# Wells Pond Sunday Report



## jaster (Oct 7, 2007)

Weathet was perfect today, or atleast for being outdoors, not so much for fish biting! Got out there shortly aftet they opened, must have been feeding time cause the follow deer were abundant! Fishing was a little slow, some decent bream till around 5:30, then the bite picked up. Kids and wife and I managed about 13 lbs of cats, wife catching the biggest of course. Also kids saw 2 snakes so I had to go investigate. Turned out to be what looked like a mud snake? Im sure someone will clerify? Eating a freshwater eel, neat as could be, I carefully picked them up out of the water for a picture.


----------



## Spoolin Up (May 3, 2011)

Cool to see your lilltle man smile, he had that pole bent over  good memories for him


----------



## Jason (Oct 2, 2007)

Jason, they use ta do a game tour in the evening where you rode around on a trailer while Oliver fed them deer.....Cool little tour. It was like 5 bucks wayyyyyy back then.


----------



## CatHunter (Dec 31, 2008)

Yep definitely a eastern mud snake, I was big into snakes as a teenager. Sounds like you had a fun trip where is this wells pond? And is it like a pay lake for the public?


----------



## Spoolin Up (May 3, 2011)

Hey cat hunter. It is on 89 north to s.r 178 first paved road on left. About two miles from holland farms. Probably about 5-7 miles north of point baker.


----------



## MULLET HUNTER (Oct 3, 2007)

Jason said:


> Jason, they use ta do a game tour in the evening where you rode around on a trailer while Oliver fed them deer.....Cool little tour. It was like 5 bucks wayyyyyy back then.

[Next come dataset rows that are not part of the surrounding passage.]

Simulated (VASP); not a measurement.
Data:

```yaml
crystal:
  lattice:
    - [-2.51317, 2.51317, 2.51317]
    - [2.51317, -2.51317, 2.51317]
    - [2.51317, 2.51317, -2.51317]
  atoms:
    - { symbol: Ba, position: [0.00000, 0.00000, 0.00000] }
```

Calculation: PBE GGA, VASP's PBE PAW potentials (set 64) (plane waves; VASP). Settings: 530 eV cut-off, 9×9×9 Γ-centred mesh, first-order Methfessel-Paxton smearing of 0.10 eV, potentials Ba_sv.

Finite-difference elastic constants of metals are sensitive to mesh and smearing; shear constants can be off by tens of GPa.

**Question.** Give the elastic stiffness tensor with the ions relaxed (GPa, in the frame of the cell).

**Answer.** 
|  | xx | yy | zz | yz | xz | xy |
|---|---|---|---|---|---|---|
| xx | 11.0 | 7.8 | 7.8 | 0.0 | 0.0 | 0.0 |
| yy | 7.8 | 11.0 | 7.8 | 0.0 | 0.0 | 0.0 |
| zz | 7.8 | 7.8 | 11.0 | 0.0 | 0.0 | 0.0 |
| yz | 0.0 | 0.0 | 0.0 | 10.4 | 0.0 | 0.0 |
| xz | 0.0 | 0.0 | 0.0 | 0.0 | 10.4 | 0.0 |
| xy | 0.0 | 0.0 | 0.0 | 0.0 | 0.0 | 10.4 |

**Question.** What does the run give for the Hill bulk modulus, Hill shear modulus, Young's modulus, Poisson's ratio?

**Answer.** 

Is Oliver still up the river, or is he back now?


----------



## Slot Pursuit (Oct 22, 2007)

I think you have got Oliver mixed up with Lester.


----------



## MULLET HUNTER (Oct 3, 2007)

Slot Pursuit said:


> I think you have got Oliver mixed up with Lester.


No Lester went a long time ago "early 80's" Oliver, "Olivia's" brother went in the late 90's, early 2000's


----------



## jaster (Oct 7, 2007)

Idk who it was, nice fella, super nice. Fish were not bitting, kids befriended him since we were the only people there and he didn't think anyone else would show, we got a sneak peak, I cant go into detail, but they have a nice place and lots and lots of head of deer! Only one Whitetail now though! It is only a pet, Mr. B!

Super nice fella, Bream are general free, if you only catch a few, and cata are about $2 a lb. if Sunday is the only day you have to go, they are open after 1300 on the weekends. Sat and Sunday. Fishing is usually better at Steves, but I enjoy the scenery and the company at Wells. We had does within 50 yrds of us a couple times.

If you do go, take bug spray, chairs, and bait. The banks are mostly grass and make for ok seating, but the deer stay around the lakes at night, and where deer frequent, they poop, ALOT, lmao. So bring the chairs or sit in poop, either way, go have fun!


----------



## wld1985 (Oct 2, 2007)

Jaster,where ya in the private pond area? Or have they changed it up..Like I said its been years since i've been..But my dad worked for them long time ago,and the only deer I remember being close to you was in olivers private pond area..Unless they changed the gates around and the deer come around all of the ponds now..


----------



## jaster (Oct 7, 2007)

They have changed it, some deer are in all of the area? Its still the same ponds I have fished for the last 15 yrs, we didnt get any special privilages, lol


----------



## jaster (Oct 7, 2007)

...


----------



## Jason (Oct 2, 2007)

Jason, if it was a tall skinny guy prob. wearing a straw hat that was Oliver....

Jeremy he's been there since I went back up there in DEC....


----------



## snunu82 (May 16, 2012)

Did u catch alot of breams


----------



## jaster (Oct 7, 2007)

snunu82 said:


> Did u catch alot of breams


Only 4, but wasn't really targeting them, crickets would have been better bait for em,, but there are plenty up there!

& Jason, I didnt even ask his name, it was like ole friends, ya know, just strikr up a conversation and keep talkin, lol. Freindly as could be though, will be goin back soon. After we get out on the boat while the weather is good, lol


----------